I had not seen Revue Starlight before, but the name rang bells. Quickly googling the name it was immediately apparent that It would be more surprising if it hadn’t hit my radar. Revue Starlight was created as a multi-platform media franchise. It was a collaborative work created by Bushiroad,(Cardfight Vanguard and other card games) Nelke Planning (producer of theatrical productions) and Kinema Citrus (anime studio). It was first was released to the public in 2017 as a musical that was only on for only a couple of days at a theatre in Tokyo. This was followed by the 12 episode anime, originally released in 2018, that we have in this Collectors Edition courtesy of MVM. The series has also received three manga adaptations and a popular smartphone game titled Shōjo Kageki Revue Starlight: RE Live. Right now there is a compilation and I gather a sequel film in the works too.
So this is clearly a franchise designed to grab my attention and keep me hooked. This isn't the fist series to be designed this way (see our recent Kadokawa Jet Girls review) and the proof will be in the proverbial pudding as to whether or not this is a success or failure.
The Collectors Edition is supplied in a handsome case with attractive artwork featuring 2 of the lead protagonists. Included in the box there is a 64 page art book and 10 art cards. Neither of these were received with the review discs though based on images I’ve seen online they do look lovely and welcome in any fan/Otaku’s collection.
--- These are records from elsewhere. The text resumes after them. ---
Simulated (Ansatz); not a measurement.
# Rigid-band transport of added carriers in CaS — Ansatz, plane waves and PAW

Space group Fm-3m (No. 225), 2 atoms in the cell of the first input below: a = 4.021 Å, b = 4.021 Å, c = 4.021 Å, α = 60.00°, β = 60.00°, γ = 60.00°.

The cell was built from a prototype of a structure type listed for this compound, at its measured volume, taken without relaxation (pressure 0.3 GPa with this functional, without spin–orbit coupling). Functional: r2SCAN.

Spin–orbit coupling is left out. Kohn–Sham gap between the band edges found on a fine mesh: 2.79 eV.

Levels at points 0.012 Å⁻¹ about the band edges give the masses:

That brings us to the anime itself. The show is an all female cast and centres on eight young women who have decided to attend Seisho Music Academy. The lead is Karen Aijō, an enthusiastic, energetic and yet somewhat lazy character reliant on her own raw talent rather than actual effort. Karen has joined the school having promised her childhood friend Hikari that they would be on the stage with the starlight revue 12 years ago. T
This all seems quite straightforward and bar the clues in the intro you may assume that this is going to be a slice of life drama piece. A modern Fame or Glee with an anime glaze. The first episode introduces you to the eight women who have joined the academy and they all seem to get along despite a minor sense of tension and competitiveness between the protagonists. The characters are all likeable if a bit stereotypical, and none of them immediately leapt out in a dramatic or humorous way. If I based my view on the first 10 minutes or so I might have switched off deciding that perhaps I was not the audience for this.
There is indeed more to the anime than it first appears; at the end of the first academic day the girls receive text messages signed off with a giraffe icon. The message invites them to a special starlight revue. Accepting the invitations, the girls find themselves taking an elevator (that’s not usually there) to a giant circular stage on which they are to audition. Tasked with showcasing their dramatic and acrobatic skills, the matter is complicated by each of them engaging in battle in a one-on-one fight between classmates. They join the stage in a militaristic style uniform, each wielding weapons. These epic fast-paced battles are fought with dramatic backdrops that often seemed to magically change around them, reflecting the thoughts and feelings of the combatants. The characters also seem to be imbued with magic given that physics are largely ignored, jumping as they do to incredible heights and throwing themselves about with superhuman skill, never batting an eyelid whilst doing so. Whilst they did passionately strike at each other I do not recall anyone ever getting really injured. The audition is over when one of the girls manages to cut free their opponent's cape.
These Revues are really the bread and butter of the show. They are fun to watch, and with each fight between the various pairs you learn their motivations and how they each learn from the experience. This shows far greater character depth and development than you might expect from a show such as this.
The giraffe that convinces the girls to undertake the auditions by promising that the winner will become the Academy's "Top Star", perhaps a study of the cutthroat nature of the music industry and the lengths people will go to attain their dreams and the corruption such competition can create - while Karen’s original promise may be purely motivated, how far is she willing to go to become number 1?
As a show all about musical theatre I was not surprised to see how great the soundtrack was, and even the lyrics are pretty good. Animation and art style was vibrant and attractive, certainly designed with mass appeal in mind.
Overall, while the school drama and marginal personal conflicts are a bit overly familiar by now, the performance battles, mixed with a great soundtrack, create a great package. There is no noticeable ecchi or bloodshed so this can be shown to the whole family. I have found that friends of mine who were fans of the recent version of She-Ra on Netflix particularly enjoyed this.
Don’t get me wrong if you want more bloodshed in your battles or more flesh shown then this is probably not for you. If you want that to the extreme then Ikki Tousen is probably more your bag. If you like shows like K-On or Love Live, this is very much up your street.